After 75 Years a Congressional Gold Medal for Filipino WW II veterans

WASHINGTON, D.C. (JGL) — After 75 years, Celestino Almeda, the 100-year-old Filipino World War II veteran, has finally gotten his due — the Congressional Gold Medal, the highest expression of national appreciation for distinguished achievements and contributions bestowed on him and thousands of others by the U.S. Congress.

As one of the two speakers from among the six Filipino veterans and next of kin during ceremonies Wednesday (Oct. 25) in the Emancipation Hall of the U.S. Capitol, the emotional Almeda got a standing ovation when he said, “I am Celestino Almeda, a 100 year-old veteran of WW II!”

Almeda got another round of applause when he told a packed crowd, “We stand loyal to your country, rely on fate and prayer. And thanks the Lord for watching over us. In the words of an American Soldier’s Creed and a member of our team, I believe I served my mission first. I will never quit. I will never leave a fallen comrade behind. Thank you for sharing this glorious day. As the song goes, “Old soldiers never die, they just fade away.”

Among those who honored Almeda were U.S. Speaker of the House Paul Ryan, Secretary of Veterans Affairs David Shulkin, Majority Leader Mitch McConnell (R-Ky.), Senate Democratic Leader Chuck Schumer (D-N.Y.), and House Democratic Leader Nancy Pelosi (D-Calif.), Senator Mazie K. Hirono (D-HI), Congresswoman Tulsi Gabbard and Rep. Ed Royce (R-39-CA), who were on hand during the presentation of the medal.

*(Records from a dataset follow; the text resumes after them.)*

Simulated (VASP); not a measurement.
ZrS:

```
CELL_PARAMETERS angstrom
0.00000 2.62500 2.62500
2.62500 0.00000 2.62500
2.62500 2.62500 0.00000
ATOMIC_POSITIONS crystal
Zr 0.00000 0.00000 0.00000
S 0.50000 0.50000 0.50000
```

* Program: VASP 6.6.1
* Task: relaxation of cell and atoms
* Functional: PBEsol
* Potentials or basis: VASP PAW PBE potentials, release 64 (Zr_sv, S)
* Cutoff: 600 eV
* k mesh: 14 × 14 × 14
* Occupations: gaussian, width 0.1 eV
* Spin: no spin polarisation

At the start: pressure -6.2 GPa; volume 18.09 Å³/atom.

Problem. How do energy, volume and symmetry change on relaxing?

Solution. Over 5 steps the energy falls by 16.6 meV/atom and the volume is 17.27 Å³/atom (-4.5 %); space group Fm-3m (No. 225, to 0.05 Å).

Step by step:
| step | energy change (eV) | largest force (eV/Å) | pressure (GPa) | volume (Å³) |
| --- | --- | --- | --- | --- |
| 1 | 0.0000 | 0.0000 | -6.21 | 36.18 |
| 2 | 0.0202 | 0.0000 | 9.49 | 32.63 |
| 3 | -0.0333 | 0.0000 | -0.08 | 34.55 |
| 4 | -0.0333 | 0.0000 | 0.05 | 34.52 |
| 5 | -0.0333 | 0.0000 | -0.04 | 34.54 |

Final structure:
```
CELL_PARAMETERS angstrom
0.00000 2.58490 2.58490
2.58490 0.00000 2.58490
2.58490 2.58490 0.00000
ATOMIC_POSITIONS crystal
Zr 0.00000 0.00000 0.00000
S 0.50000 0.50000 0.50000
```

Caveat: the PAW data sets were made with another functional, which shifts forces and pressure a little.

In dramatic remarks, Veterans Affairs Sec. Shulkin said when he learned a few weeks ago that Almeda’s application for the $15,000 lump-sum benefit was still pending, he rushed the processing of the application. He wanted him to be covered by the 2009 American Recovery and Reinvestment Act, the stimulus bill signed by President Obama, which provides benefits for Filipino and Filipino American Work War II veterans.

Aside from Almeda, who represented the Philippine Commonwealth Army, the others presented the Congressional Gold Medal were Frank Francone, American Veteran representing the (New) Philippine Scouts; Dean Aquilino Delen, Filipino veteran representing Guerrilla units; Alicia Benitez, next of kin of Filipino veteran; Margrit Baltazar, next of kin of Filipino veteran; and Caroline Burkhart, next of kin of American (Old) Philippine Scout.

Daughter of an old Philippine Scouts 

Burkhart, daughter of Thomas F. Burkhart of Pennsylvania who served in the 45th U.S. Army Infantry of the Old Philippine Scout and who saw action in the Battle of Bataan, said, “I know my father would be proud along with his brothers in arms who fought beside each other and were determined to win against the brutal enemy.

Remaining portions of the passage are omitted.